-OpEd-
MEXICO CITY — His discourse, body language and tone are increasingly intolerant and suggest rising desperation. Mexican President Andrés Manuel López Obrador (aka AMLO) has become so verbally radical this year that he has indiscriminately attacked educational institutions, journalists and individuals who, paradoxically, had been among those who defended and promoted him — or at least his causes. The change in his demeanor compared to when he took office is patent and, nevertheless, none of this has altered the devotion of his electoral support base.
Pollsters are keen to understand the AMLO phenomenon of enduring approval despite such pathetic results on the ground and especially the gap between approval rates for the president and his government. As pollster Francisco Abundis observes in his column for Milenio newspaper, public perceptions of the general state of the economy are not determining when it comes to approval of the president. People “pay attention to other indicators, like social programs.” This, adds Abundis, was broadly similar to how opinion treated one former conservative president, Vicente Fox. “When sympathizers of the leader are questioned about the administration’s mistakes, the response is often to blame his team or those around him, but never the president,” he writes.
Building a personality cult
In the “report” of his first three years in power on December 1, the president revealed what might be a new strategy for the rest of his six-year term: If the key factor for his supporters (and ratings) is not tangible results measured by traditional indicators (like growth, jobs and security), then he must resort to personal promotion, which was precisely the point of his massive meeting in the Zócalo, Mexico City’s historic main square, on December 1. In other words, the presidential logic seems to be shifting shifting towards the consecration of his personality rather than of his socialist project.
In history, the leaders who aspired to a mythical status outnumber those who attained it
The crowd that attended the mass meeting, and the president’s ratings, suggest this may be the right bet. Traditional measurements appear not to be applicable to this president, because he has managed to be identified as the promoter of certain causes and viewed as the incarnation of accumulated resentments that go beyond satisfaction with the usual material or tangible paybacks. AMLO’s voters do not want results from him, for their devotion is somewhat religious, based more on faith than reasoning. In a word, there is a different phenomenon at work, which needs to be categorized in its own terms.
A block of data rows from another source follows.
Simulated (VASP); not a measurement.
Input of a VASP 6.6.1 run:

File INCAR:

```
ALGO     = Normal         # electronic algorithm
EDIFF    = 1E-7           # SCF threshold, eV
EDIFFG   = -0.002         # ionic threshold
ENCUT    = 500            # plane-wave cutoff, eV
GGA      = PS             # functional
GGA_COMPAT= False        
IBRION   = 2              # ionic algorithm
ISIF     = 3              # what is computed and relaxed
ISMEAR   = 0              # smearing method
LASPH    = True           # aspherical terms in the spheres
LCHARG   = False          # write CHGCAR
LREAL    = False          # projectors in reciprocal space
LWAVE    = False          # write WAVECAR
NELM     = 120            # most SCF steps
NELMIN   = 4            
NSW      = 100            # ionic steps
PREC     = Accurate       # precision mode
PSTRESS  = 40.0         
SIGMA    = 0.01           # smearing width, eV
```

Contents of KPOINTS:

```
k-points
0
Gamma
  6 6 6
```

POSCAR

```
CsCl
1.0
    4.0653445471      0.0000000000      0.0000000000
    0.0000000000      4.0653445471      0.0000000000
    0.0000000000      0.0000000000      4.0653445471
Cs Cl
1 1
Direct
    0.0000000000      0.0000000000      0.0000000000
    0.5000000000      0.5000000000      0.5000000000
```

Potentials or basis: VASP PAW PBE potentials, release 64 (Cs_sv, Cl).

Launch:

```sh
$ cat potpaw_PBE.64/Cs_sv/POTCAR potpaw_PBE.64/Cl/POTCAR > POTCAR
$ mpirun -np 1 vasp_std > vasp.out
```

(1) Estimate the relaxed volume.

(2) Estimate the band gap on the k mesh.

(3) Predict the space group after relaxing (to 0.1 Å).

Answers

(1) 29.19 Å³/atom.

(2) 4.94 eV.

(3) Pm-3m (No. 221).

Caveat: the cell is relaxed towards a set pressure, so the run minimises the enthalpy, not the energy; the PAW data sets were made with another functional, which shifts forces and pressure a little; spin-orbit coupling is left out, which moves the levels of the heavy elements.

Transformational leaders vs. transformational projects
In history, the leaders who aspired to a mythical status outnumber those who attained it. Some became mythical for the wrong reasons (in John F. Kennedy’s case for example, for being killed), and others for transforming their societies, for better or worse. Mao, Stalin and Nelson Mandela are legendary, but not in the same ways. The excessive power our system gives our presidents make them think they can become transformational leaders, able to solve the country’s problems even without a suitable project. And they want to do it within a six-year term. Many tried it and almost all have ended up in history’s trash bin, or somewhere worse.
Two decades ago, the journalist Thomas Frank wrote in his book What’s the Matter with Kansas? that people vote against their own interests. They place values above interests and connect with leaders who promote immaterial causes that are not of immediate concern to them. He cited specifically the voters in the U.S. state of Kansas, who prefer candidates opposing abortion or favoring guns, to others concerned with the usual items like growth, jobs and education.
The consecration of a mythical leader?
So not all electoral preferences can be strictly gauged or understood with standard, analytical tools. Effective leaders use myths to their advantage, and often manage to draw voters to seemingly irrational projects. Fidel Castro became mythical, yet he impoverished and restricted Cuba for a good half century. Xi Jinping runs an extremely successful country but also seeks ideological sustenance from Mao, the greatest of oppressors.
But in Mexico, unlike many other countries, this isn’t the moment for AMLO’s consecration as a mythical leader. People can access information and make comparisons, which reveal the discrepancies between grandiloquent claims and dismal results. Still, expect three years of unrelenting self-promotion, which may yet create the myth. But, as Abundis observes of the conservative Fox, his inability to deliver on people’s vast expectations of him (for presiding over the end of 70-years of one-party rule in 2000) sharply cut his heroic figure to size. And he gradually became the opposite of a myth: a piece of fiction, a matter for reflection or just a failure.